Tuesday, December 28, 2010

Super Mario All-Stars for Wii: What a Lazy POS


Don't even bother opening it, this is as good as it'll get.

I just bought a copy of the 25th Anniversary edition of Super Mario All Stars for the Wii, and the nice, classy-looking embossed matte exterior box really belies the laziest anniversary game I have ever seen. I mean, this is beyond lazy. This is garbage.

First off, the games are not ports, nor are they really retro editions. It's an emulation of an SNES ROM, the already remade original Super Mario All-Stars (without Super Mario World). And man, is this bush league. They put so little thought into this Wii edition that they didn't even bother to change the pictures for the on-screen directions from an SNES controller. And maybe it's just me, but the controls just feel much more slippery than the originals, like Mario's constantly running on ice.

But whatever, I didn't really buy this because I am burning to play Super Mario 2 for hours again. Plus, you can buy all the games on Virtual Console anyway. It's sort of just a nostalgia thing, right? Thankfully, there's an extra disc case with a "Super Mario History" art book and a music CD. And I kid you not: they were even LAZIER with the extras than they were with the actual game. I didn't think it was even possible.

Open up the art book and you are treated to three tiny screenshots of each Mario game with one-sentence snippets of insight from Shigeru Miyamoto, Koji Kondo, and Takashi Tezuka for each. These earth-shattering insights include: "[Super Mario Galaxy] was released in South Korea as 'Super Mario Wii,'" and "When the player hops onto Yoshi, a cheery bit of percussion is added to the track."

Pop the audio CD in and things don't get any better. Half the damn CD is sound effects - the half-second coin noise is its own track! I would honestly have been less disappointed if Nintendo had just ripped some shit off of Overclocked Remix.

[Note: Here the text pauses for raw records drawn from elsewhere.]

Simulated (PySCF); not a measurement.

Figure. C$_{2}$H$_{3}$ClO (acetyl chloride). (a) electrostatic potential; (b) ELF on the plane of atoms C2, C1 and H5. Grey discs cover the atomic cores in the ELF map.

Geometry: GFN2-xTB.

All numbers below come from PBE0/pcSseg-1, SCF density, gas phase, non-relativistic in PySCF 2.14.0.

And finally, thanks, Nintendo, for requiring me to run a system firmware update to play a game from 1993.

2 comments:

dg said...

maybe this will make you feel better.

http://www.youtube.com/results?search_query=the+advantage&aq=f

you can, and should, listen to all of these... most importantly the Moon level from ducktales.

Eugene said...

Oh man, that is awesome! Totally something I would do if I had the chops.

BTW, the Moon Theme from Ducktales is quite possibly the best song on the NES...ever.